How do Graphics Cards Work? Exploring GPU Architecture

1.11M views3903 WordsCopy TextShare
Branch Education
Interested in working with Micron to make cutting-edge memory chips? Work at Micron: https://bit.l...
Video Transcript:
How many calculations do you think your  graphics card performs every second while running video games with incredibly  realistic graphics? Maybe 100 million? Well, 100 million calculations a second is what’s  required to run Mario 64 from 1996.
We need more power. Maybe 100 billion calculations a  second? Well, then you would have a computer that could run Minecraft back in 2011.
In order  to run the most realistic video games such as Cyberpunk 2077 you need a graphics card that can  perform around 36 trillion calculations a second. This is an unimaginably large number, so let’s  take a second to try to conceptualize it. Imagine doing a long multiplication problem once every  second.
Now let’s say everyone on the planet does a similar type of calculation but with different  numbers. To reach the equivalent computational power of this graphics card and its 36 trillion  calculations a second we would need about 4,400 Earths filled with people, all working together  and completing one calculation each every second. It’s rather mind boggling to think that a  device can manage all these calculations, so in this video we’ll see how graphics cards work  in two parts.
First, we’ll open up this graphics card and explore the different components inside,  as well as the physical design and architecture of the GPU or graphics processing unit. Second,  we’ll explore the computational architecture and see how GPUs process mountains of data, and why  they’re ideal for running video game graphics, Bitcoin mining, neural networks and AI. So, stick around and let’s jump right in.

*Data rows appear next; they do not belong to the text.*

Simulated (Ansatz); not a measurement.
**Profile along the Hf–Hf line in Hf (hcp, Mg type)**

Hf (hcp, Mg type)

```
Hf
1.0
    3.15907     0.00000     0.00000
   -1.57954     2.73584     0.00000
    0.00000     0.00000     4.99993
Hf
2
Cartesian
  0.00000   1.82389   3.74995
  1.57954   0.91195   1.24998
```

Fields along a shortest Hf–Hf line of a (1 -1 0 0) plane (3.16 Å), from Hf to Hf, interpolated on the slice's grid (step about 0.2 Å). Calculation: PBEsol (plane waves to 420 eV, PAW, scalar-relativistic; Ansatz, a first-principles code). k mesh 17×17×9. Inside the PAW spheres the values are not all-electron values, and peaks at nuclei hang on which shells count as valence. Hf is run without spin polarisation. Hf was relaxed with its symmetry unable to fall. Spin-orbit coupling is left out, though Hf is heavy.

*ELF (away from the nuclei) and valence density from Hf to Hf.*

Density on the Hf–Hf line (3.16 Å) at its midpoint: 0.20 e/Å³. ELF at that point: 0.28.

This video is sponsored by  Micron which manufactures the graphics memory inside this graphics card. Before we dive into all the parts of the GPU, let’s first understand the differences between  GPUs and CPUs. Inside this graphics card, the Graphics Processing Unit or GPU has over  10,000 cores.
However, when we look at the CPU or Central Processing Unit that’s mounted to  the motherboard, we find an integrated circuit or chip with only 24 cores. So, which one is more  powerful? 10 thousand is a lot more than 24, so you would think the GPU is more powerful,  however, it’s more complicated than that.
A useful analogy is to think of a GPU as a massive  cargo ship and a CPU as a jumbo jet airplane. The amount of cargo capacity is the amount of  calculations and data that can be processed, and the speed of the ship or airplane is the  rate at which how quickly those calculations and data are being processed. Essentially,  it’s a trade-off between a massive number of calculations that are executed at a  slower rate versus a few calculations that can be performed at a much faster rate.
Another key difference is that airplanes are a lot more flexible since they can carry passengers,  packages, or containers and can take off and land at any one of tens of thousands of airports.  Likewise CPUs are flexible in that they can run a variety of programs and instructions. However,  giant cargo ships carry only containers with bulk contents inside and are limited to traveling  between ports.
Similarly, GPUs are a lot less flexible than CPUs and can only run simple  instructions like basic arithmetic. Additionally GPUs can’t run operating systems or interface  with input devices or networks. This analogy isn’t perfect, but it helps to answer the question  of “which is faster, a CPU or a GPU?
”. Essentially if you want to perform a set of calculations  across mountains of data, then a GPU will be faster at completing the task. However, if you  have a lot less data that needs to be evaluated quickly than a CPU will be faster.
Furthermore,  if you need to run an operating system or support network connections and a wide range of different  applications and hardware, then you’ll want a CPU. We’re planning a separate video on CPU  architecture, so make sure to subscribe so you don’t miss it, but let’s now dive into this  graphics card and see how it works. In the center of this graphics card is the printed circuit  board or PCB, with all the various components mounted on it, [Animator Note: Highlight and list  out the various parts that will be covered.
] and we’ll start by exploring the brains which is  the graphics processing unit or GPU. When we open it up, we find a large chip or die named  GA102 built from 28. 3 billion transistors.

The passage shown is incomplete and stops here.